Mr. Not So Bright

The following is a true story, told by a relative of the person I am talking about.

B grew up in a small town, where once the canneries, tugboat and mill jobs prospered. But with endangered species, logging in foreign countries and other assorted woes to take jobs away, the town now had few employment prospects.  Graduating from high school without adding to the population was now a measure of success. Making or dealing meth was now a popular job opportunity.

B managed to graduate from high school without kids, but what he really enjoyed was fishing and hunting and hanging with his guy friends. Leaving his truck parked places that got him tickets, and drinking beers with his friends eventually got his truck impounded and his license taken away. So he started riding his bike everywhere. He lost a lot of weight. His baby fat that had haunted him since babyhood melted away. His mom was proud of him, how his adversity had turned into a good thing.

What mom didn’t know, and didn’t want to see, was her son had discovered drugs. Coke, in particular. He used, and he dealt. One day, he sold to an undercover cop. He got busted.

His mom, who had grown up and mostly always lived in this small town, had gone to school with the DA that was prosecuting him. She pled on her beloved son’s behalf, and the sentence got reduced to probation. He was a good kid, B was. He deserved a second chance, as only a mom could see his perfections.

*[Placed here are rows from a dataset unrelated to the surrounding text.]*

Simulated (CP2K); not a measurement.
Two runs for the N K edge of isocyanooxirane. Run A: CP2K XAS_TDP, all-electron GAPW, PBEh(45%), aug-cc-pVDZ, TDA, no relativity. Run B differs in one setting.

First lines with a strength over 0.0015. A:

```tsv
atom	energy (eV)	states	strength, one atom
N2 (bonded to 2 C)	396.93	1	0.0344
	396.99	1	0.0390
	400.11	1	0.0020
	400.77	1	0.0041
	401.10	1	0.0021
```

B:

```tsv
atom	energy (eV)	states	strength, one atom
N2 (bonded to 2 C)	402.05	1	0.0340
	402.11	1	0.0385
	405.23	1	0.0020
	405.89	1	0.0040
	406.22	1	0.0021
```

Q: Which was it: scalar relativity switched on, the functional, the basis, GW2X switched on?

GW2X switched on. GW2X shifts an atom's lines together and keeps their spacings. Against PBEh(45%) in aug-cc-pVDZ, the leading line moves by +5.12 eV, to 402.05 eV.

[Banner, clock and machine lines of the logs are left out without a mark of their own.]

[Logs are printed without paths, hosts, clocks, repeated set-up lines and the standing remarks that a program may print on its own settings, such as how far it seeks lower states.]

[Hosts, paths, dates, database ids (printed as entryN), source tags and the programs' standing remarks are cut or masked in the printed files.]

Six months later, he was busted for dealing coke again.

He sold it to the exact same undercover cop. He spent 9 months in a federal prison as a result. 

B has since moved back in with his mom again, and now works as a dishwasher.

Learn from B’s mistake. If you are going to sell illegal drugs, at least remember the faces of the people you sell to. And don’t ever try selling again to the same person who busted you in the first place, as he probably still holds the same job.